Dr. Ian Stevenson, a psychiatrist at the University of Virginia, spent decades collecting thousands of cases like the Pollock twins: children who claimed past-life memories with remarkable accuracy.
His work remains obviously very controversial in the scientific community, but his data stubbornly persists.
Honestly, maybe science isn’t meant to prove or disprove reincarnation, but more to hold the edges of the mystery while we sit with the question: what if?
The Soul’s Palimpsest
There’s an old idea that the body is like a manuscript hand written on parchment, and that even when you scrape off the ink, faint traces remain.
Reincarnation, if it exists, could be the same, some kind of palimpsest of the soul.
The Pollock twins carried faint traces of Joanna and Jacqueline, written not only in memory, but in their bodies itself.

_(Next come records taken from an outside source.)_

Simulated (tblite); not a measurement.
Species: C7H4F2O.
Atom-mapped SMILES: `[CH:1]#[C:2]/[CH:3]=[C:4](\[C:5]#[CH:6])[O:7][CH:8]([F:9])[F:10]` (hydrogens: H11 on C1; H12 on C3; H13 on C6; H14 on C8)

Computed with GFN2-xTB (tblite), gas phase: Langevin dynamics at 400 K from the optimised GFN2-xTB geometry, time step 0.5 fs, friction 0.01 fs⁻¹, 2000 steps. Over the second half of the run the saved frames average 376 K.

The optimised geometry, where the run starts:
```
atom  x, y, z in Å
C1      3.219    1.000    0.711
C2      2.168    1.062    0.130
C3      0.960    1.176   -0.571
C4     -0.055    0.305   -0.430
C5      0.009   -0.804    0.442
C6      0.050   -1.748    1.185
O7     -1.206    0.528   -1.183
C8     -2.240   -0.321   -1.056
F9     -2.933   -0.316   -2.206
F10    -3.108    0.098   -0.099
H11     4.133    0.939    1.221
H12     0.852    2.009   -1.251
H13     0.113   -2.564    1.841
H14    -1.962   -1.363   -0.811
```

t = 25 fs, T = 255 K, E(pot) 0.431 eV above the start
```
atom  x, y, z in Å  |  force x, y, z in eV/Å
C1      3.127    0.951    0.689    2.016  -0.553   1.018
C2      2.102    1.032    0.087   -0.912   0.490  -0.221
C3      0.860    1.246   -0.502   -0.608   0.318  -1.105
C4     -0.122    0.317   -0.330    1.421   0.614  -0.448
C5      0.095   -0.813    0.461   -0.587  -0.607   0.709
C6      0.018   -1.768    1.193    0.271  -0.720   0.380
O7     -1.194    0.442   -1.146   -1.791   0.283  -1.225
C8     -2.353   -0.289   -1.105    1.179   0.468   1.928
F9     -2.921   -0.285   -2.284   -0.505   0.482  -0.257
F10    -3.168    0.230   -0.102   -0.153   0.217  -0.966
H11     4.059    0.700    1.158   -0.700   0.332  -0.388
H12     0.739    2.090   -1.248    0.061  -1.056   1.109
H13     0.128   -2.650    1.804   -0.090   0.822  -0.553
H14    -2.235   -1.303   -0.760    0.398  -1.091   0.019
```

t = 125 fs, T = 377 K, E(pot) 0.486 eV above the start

The scar reborn as a birthmark, and the hip mark reappearing are the two most drastic examples of this.
It is not proof, obviously, but it does make us scratch our heads for a moment or two.
Grief and Rebirth
What moves me most in this story is not whether reincarnation is real, it’s more about the way grief reshaped itself into wonder for the Pollock family.
They lost two daughters, and a year later held two more who seemed, in strange ways, to carry the old souls forward.
I’ve read online a lot of stories where people claim their children have said unsettling things. One that still sticks in my mind is a mother who said her three year old told her he had tried to come be her son sooner, but a metal crab got in his way. She said she had had an abortion years earlier and felt chills down her back when he told her that.
Was it her mind’s way of making her feel less guilty about the abortion?
Perhaps these stories says less about metaphysics and more about how the human heart survives on.
When grief is unbearable, the idea of continuity, of an actual return, becomes a salve to our wounds.
It may not matter whether it is “true” in a laboratory sense, it matters more that it kept love alive.
I don’t know what happens to the soul after death, or I’d probably be living the life of some kind of prophet, but in Hexham, in 1958, a family was given a mystery large enough to cradle their sorrow.
Just Another Beginning
When I first read their story, I thought of the times I’ve felt déjà vu so sharp it rattled me, or dreams so vivid they carried me into centuries I’ve never lived in.
Maybe it was just neurons doing their little neuron thing, or it was a memory folding in on itself.
It could’ve also been too much tv.
Or on a day when I’m feeling spiritual, it could’ve been the soul reminding me again that time is less linear than we think.
Skeptics will dismiss this story away, and believers will nod knowingly while the rest of us hover somewhere in between, caught in the shimmer where the rational meets the mystical. I’m the hovering type.
Because in the end, the Pollock twins remind us of something essential: that life is stranger than we admit, and that love sometimes echoes in ways we cannot chart or possibly predict.
The Pollock twins lived, laughed, grew into ordinary women.
But their childhood whispers still hang in the air, a nice reminder that mystery is not gone from the world, and in the quiet of our own lives, echoes might be waiting to be heard.